Now Bourgois and her family spend the holidays at home relaxing.

"We get up early to open gifts, get the fireplace going and have a special breakfast," she says. "The rest of the day we nap, watch movies, make a nice dinner and generally relax."

This new arrangement is doubly welcome because Bourgois works in retail.

"I just got tired of being hectic on the 'day' like every other day," she says.

Bourgois' in-laws are not happy about the change, she says, and relations have been strained ever since. As a result, some of her husband's sisters-in-law have stopped sending the family Christmas cards, and Facebook is their only means of communication.

Carleton Kendrick, Ed.M., a licensed psychotherapist who has counseled families for 37 years, notes that disrupting family traditions can be much a bigger deal than people think it is or will be.

"When you start to tinker with long-standing evergreen rituals and traditions, you're in sacred territory," notes Kendrick, the author of Take Out Your Nose Ring, Honey, We're Going to Grandma's. "As such, the chance of offending is greater and potentially more offensive, troublesome and hard to negotiate."

When he counsels families who have moved away from or who are considering breaking from family traditions, he asks them to share their intention behind the change.

"I encourage people to really weigh why they are changing something," he explains. "They better have a good rationale. I say this because there is nothing more powerful than ritual. Even the order of traditions, the literal following of them, can be important to families. We live through symbols and metaphors.
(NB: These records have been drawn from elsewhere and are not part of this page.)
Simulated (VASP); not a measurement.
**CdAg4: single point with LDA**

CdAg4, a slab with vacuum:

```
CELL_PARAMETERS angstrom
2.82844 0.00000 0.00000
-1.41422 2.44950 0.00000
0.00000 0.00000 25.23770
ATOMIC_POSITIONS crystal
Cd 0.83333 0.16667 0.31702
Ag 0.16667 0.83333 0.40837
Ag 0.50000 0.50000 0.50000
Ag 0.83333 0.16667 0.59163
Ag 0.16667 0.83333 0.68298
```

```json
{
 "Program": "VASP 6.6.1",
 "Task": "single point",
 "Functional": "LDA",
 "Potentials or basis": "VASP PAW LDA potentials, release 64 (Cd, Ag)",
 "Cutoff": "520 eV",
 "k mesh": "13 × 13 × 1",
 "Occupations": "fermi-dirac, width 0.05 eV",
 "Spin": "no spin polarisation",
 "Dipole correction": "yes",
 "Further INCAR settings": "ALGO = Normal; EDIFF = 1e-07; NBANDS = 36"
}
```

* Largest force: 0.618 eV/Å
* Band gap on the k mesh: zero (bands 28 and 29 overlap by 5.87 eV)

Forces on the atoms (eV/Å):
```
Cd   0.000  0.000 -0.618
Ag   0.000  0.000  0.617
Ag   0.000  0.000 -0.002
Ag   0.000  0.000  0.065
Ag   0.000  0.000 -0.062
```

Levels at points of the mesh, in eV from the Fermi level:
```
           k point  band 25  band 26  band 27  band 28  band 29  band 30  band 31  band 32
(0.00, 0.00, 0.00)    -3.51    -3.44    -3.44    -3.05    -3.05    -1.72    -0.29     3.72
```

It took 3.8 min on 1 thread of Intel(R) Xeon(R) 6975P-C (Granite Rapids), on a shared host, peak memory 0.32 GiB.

"Tradition is about much more than the tree or dreidel song. It's the blood moving through you."

Family trees merging

Karen Copera, originally of Birmingham and now a Chicago resident, was terrified when, last year, she told her mom and stepfather that she and her husband would not be home in Michigan for Thanksgiving – for the first time ever.

"We have always felt stress in having to fit into other people's plans," she explains. "Since my brother and his family moved to Florida, holidays have revolved around him and whether and when he can come home. The expectation is that because we don't live as far away from home as he does, that we must oblige to whatever schedule he sets."

Now expecting her first child, a baby boy due in February, Copera is relieved that a precedent has been set – and that she and her growing family won't necessarily be expected to fall in line when the holidays roll around each year.

"My husband and I are excited to establish our own traditions," she says. "Last Thanksgiving was so relaxed. We really enjoyed doing our own thing. We wanted to make and eat what wanted to eat, not what someone else made."

While Copera and her husband plan to return to Birmingham for Christmas this year, she thinks that tradition too will change after the baby's arrival.

"I want my kids to wake up in their own beds in their own home," Copera says. "In an ideal world, we would all live in the same place and our kids could wake up at home on Christmas morning, and we could see the rest of the family later in the day. But going forward, my family will just have to be more flexible about Christmas not being celebrated on Christmas Day itself."